As I mentioned in the last post on Ham Radio Outside the Box, I received a surprise package in the mail from Tim KQ4TQ in Georgia. Tim sent me his build of a mini Ground Tuning Unit (GTU) that is simpler in design than the one I built. Tim’s design is a single inductor of 3 microhenries wound on a T82-6 toroid, in series with a 10-355pF polyvaricon. The polyvaricon used in my original Mini-GTU had a maximum capacitance of only 160pF (I extracted it from a charity store AM/FM radio).
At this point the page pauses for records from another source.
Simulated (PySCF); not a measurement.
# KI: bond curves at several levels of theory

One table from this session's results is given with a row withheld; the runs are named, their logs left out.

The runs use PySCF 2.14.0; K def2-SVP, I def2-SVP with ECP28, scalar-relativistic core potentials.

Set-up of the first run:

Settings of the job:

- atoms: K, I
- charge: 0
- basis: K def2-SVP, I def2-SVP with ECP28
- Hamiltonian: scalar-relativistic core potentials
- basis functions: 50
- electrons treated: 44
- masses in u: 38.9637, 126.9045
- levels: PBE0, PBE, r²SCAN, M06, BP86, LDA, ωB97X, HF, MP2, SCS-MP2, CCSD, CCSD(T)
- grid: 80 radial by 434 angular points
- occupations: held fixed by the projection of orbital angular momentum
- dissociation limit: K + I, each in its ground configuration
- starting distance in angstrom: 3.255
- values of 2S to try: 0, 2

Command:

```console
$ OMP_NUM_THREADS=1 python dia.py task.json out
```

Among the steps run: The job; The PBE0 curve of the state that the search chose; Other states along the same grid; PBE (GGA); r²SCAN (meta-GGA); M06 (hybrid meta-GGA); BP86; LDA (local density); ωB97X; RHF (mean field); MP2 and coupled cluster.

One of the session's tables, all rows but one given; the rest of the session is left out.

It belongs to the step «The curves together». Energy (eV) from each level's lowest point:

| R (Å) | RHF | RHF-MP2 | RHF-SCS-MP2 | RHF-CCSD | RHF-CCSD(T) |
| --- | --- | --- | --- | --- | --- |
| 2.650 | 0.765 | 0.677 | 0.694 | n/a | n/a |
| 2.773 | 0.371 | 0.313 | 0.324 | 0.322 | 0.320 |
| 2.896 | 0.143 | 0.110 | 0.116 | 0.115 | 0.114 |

Tim’s GTU was quickly deployed out in the Ham Radio Outside the Box antenna test range (my backyard in Owen Sound, Ontario) for a full evaluation. Tim warned that tuning is very sharp and a steady hand is needed to get the best setting. My aging hands are definitely not as steady as they used to be but I found it was actually quite easy to tune.
The original Mini GTU versus the KQ4TQ GTU
The original Mini GTU recently described here on Ham Radio Outside the Box has 4 inductors, each with a shorting switch, in series with a polyvaricon. The purpose of the switches is to enable binary selection of inductance between 0.5 and 7.5 microhenries. By experiment I had discovered that easiest tuning is obtained when the inductance is low (and, of course, higher inductance introduces ohmic loss). So the objective was to binary select an inductance, starting at the lowest value (0.5uH), adjust the capacitance by rotating the polyvaricon knob and measuring the effect on the antenna’s SWR. Then, if an acceptable SWR is not obtained, add more inductance and measure again. In practise it was discovered that a value of 2 or 3 microhenries works for most of the bands tried. By contrast Tim’s GTU, with its single inductance of 3uH simplifies the tuning procedure. Actually, either design works equally well although the original Mini GTU with 4 inductors can also be deployed as an L-match with precision inductance selection.
I reluctantly felt the need to repackage Tim’s GTU in order to implement a couple of design enhancements. When I nervously advised Tim of what I had done he graciously accepted the ideas. Here are the changes:

The original enclosure (see picture earlier in this post) required an external BNC to binding post adapter which looked clumsy. My first mod was to build Tim’s GTU into a small plastic box from the “River in Brazil” company. An LED and sensor circuit was included to give a visual indication of the best setting of the GTU.
I chose a high brightness LED since the device will often be used in bright sunshine. We do actually get bright sunshine during the brief interval between snow storms that we call “summer” here in Ontario. As I write this my home air-conditioning is actually running for the first time – but we will back to heating again in a couple of days.
A quick reminder about the function of a GTU. A GTU is a ground tuner, it’s purpose is to tune a compromise counterpoise to increase its current flow. Increasing the current flow in the counterpoise allows increased current to flow in the radiator portion of the antenna.
Why use a compromise counterpoise? It is sometimes necessary when setting up in a very restricted space location.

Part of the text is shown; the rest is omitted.